Underworld is a 1985 British film directed by George Pavlou and written by horror maestro Clive Barker. The film was actually one of the first scripts written by Barker, and was the first feature film directed by Pavlou, whose next film would be the more fondly remembered, but just as critically panned adaptation of Barker’s Rawhead Rex. Pavlou would later direct the 1993 Canadian horror flick Little Devils: The Birth, which received a limited DVD re-release (from Shivers Entertainment) in its home country in 2017.
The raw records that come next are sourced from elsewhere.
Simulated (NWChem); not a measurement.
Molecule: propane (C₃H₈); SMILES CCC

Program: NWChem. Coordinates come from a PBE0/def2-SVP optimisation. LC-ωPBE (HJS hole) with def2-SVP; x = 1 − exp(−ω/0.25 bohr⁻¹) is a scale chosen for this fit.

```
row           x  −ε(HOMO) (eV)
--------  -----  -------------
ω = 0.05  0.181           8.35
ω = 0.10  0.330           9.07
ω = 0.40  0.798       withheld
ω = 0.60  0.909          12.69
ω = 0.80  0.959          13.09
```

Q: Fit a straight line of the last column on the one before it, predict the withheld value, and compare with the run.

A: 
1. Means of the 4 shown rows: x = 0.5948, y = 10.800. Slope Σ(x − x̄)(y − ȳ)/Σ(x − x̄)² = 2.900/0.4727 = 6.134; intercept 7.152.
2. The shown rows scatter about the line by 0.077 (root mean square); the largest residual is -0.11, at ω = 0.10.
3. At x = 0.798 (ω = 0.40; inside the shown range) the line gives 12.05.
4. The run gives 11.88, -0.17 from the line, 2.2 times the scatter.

Underworld did receive theatrical release in the U.K., but pretty much bombed. The film was picked up for US distribution by Charles Band’s Empire Pictures, who released it to theaters for one weekend, as was the standard for Empire releases during that era. However, the film did not hit home video in the US until 2 years later, in 1988. One can only assume that the film was shelved due to its lack of success, but resurfaced once Barker struck cinematic gold with Hellraiser in 1987.
For whatever reason, Band retitled the film to the somewhat less-generic sounding Transmutations for its US release, presumably to capitalize on the film’s more horrific elements. This is somewhat ironic as Barker has stated his displeasure with the finished film, claiming that most of his planned horrific elements were removed at the insistence of producers. It’s hard to find argument to Barker’s claims as the film is undoubtedly more of a fantasy-based affair, with only the minimalist of horrifying imagery.
Underworld opens to find a gang of masked thugs raiding a high-end brothel ran by Hammer goddess Ingrid Pitt (Countess Dracula, The Vampire Lovers). The miscreants all move like extras from Rod Stewart’s “Young Turks” video, had it used a consignment shop as it’s wardrobe department. This very well may have been intentional as the whole damned film is shot to look like an early 80’s music video, which explains why these hoodlums insist on jumping, twirling, and throwing “jazz hands” as they run.
Upon entering the building, one of the assailants injects a young prostitute named Nicole (Nicola Cowper – 1987’s Lionheart, BBC’s “Dangerfield“) with a sedative, knocking her out. The intruder absconds with the girl, while a large brute buys him time by fighting with the brothel’s security. During the fight, the attacker is revealed to be an almost animalistic freak of nature, growling and bearing his fangs, before also making his escape!
The scene relocates to a small, sunlit apartment, where we are introduced to a man named Roy Bain (Larry Lamb, who has had a long, successful career, but I’ll choose to point out his bit parts in Superman and Superman III) . While it’s never exactly said what Mr. Bain’s line of work is, you can tell from the Steven Bochco-esque moody jazzy number that plays during his introduction that he’s a man who gets things done. Granted, I’m not exactly sure what those “things” are. He too is soon visited by a couple of goons, albeit non-mutated ones, who advise him of the missing prostitute. It’s at this time that we learn of a past relationship between Bain and Nicole.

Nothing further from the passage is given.